Long paper on data center cooling

SemiAnalysis.com has a new long article on DataCenter Cooling that’s worth a skim for potential/existing NVDA and SMCI investors. They gather data directly and indirectly from industry players, and even from drone footage to see what’s installed outside the data center buildings.

Demand for Liquid Cooling is underestimated and will lead to an increase in inefficient “bridge” solutions as there won’t be enough liquid-cooling capable datacenters.

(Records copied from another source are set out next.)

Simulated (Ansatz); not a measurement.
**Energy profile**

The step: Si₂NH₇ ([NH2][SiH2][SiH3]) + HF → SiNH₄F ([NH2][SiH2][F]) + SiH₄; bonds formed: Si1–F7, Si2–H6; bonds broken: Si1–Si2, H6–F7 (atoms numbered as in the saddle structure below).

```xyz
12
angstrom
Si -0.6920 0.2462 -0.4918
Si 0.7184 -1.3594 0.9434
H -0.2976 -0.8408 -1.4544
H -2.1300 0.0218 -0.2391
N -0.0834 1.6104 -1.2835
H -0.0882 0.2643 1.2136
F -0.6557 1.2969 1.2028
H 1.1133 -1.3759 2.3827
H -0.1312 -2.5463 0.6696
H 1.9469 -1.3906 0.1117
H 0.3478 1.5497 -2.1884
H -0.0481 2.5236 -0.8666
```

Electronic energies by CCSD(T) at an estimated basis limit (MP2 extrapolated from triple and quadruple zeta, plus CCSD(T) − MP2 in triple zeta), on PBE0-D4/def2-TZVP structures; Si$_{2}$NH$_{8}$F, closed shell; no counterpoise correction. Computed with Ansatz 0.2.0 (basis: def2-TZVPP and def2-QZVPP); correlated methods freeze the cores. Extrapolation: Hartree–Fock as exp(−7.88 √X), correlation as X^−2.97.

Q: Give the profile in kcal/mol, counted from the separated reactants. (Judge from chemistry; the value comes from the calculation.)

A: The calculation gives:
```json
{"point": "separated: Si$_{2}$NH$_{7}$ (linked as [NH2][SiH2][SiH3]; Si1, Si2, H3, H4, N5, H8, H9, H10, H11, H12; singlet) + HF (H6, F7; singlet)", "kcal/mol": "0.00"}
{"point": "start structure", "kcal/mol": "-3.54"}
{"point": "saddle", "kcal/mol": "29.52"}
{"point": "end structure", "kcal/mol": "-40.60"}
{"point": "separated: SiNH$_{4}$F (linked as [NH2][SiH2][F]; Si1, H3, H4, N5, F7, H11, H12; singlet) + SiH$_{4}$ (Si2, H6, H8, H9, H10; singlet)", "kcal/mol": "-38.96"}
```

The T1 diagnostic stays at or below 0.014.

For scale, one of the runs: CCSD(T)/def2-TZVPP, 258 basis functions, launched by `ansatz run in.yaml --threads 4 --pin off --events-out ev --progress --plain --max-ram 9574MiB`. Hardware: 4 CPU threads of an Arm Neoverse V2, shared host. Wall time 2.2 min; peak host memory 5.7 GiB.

• Nvidia shook the entire Datacenter Industry in March when it announced that its state-of-the-art AI computing platform would be a 120kW, 72-GPU rack exclusively cooled via Direct-to-Chip Liquid Cooling (DLC)… DLC is not a new technology, but it has long been confined to cost-insensitive R&D government supercomputers that operate at >100kW rack density – and Google’s custom AI infrastructure.
• Cooling is the second largest capital expense for a datacenter, after electrical.
• Google and Meta operate very power efficient datacenters, while Microsoft and AWS are less efficient. 60%-80% of that is cooling.
• The way Meta achieves its high efficiency requires it to take longer to build its datacenters, and so because time to get compute up is so important, Meta has scrapped that system in favor of less efficient systems.
• GenAI datacenters have much different cooling requirements than earlier, and so while the hyperscalers were previously able to make air cooling efficient, that’s no longer the case with AI.
• "We believe that the real drivers behind liquid cooling adoption are still misunderstood, and so is the future of cooling systems for inference vs training datacenters. "

Unfortunately, the rest of the article is behind a paywall.

13 Likes

Yep, some mighty big corporations are going to have to space GPUs farther away from each other than is ideal, or risk losing first-mover advantage.

IMO the actionable insight here is inefficient GPU density driven by a lack of available liquid cooling is bullish for companies like $ALAB.

SIDE NOTE: Sometimes imo it pays to “go into the weeds” as I’ve been chided here for doing. Refer to previous conversations on this board where the utility of even learning about liquid cooling was questioned. The liquid-cooling bottleneck in the global GPU ecosystem is an important component of the bull thesis for companies like $ALAB

19 Likes

For ALAB, as well as for such companies as Pure Storage. Their cloud storage requires far less energy than traditional technology.

11 Likes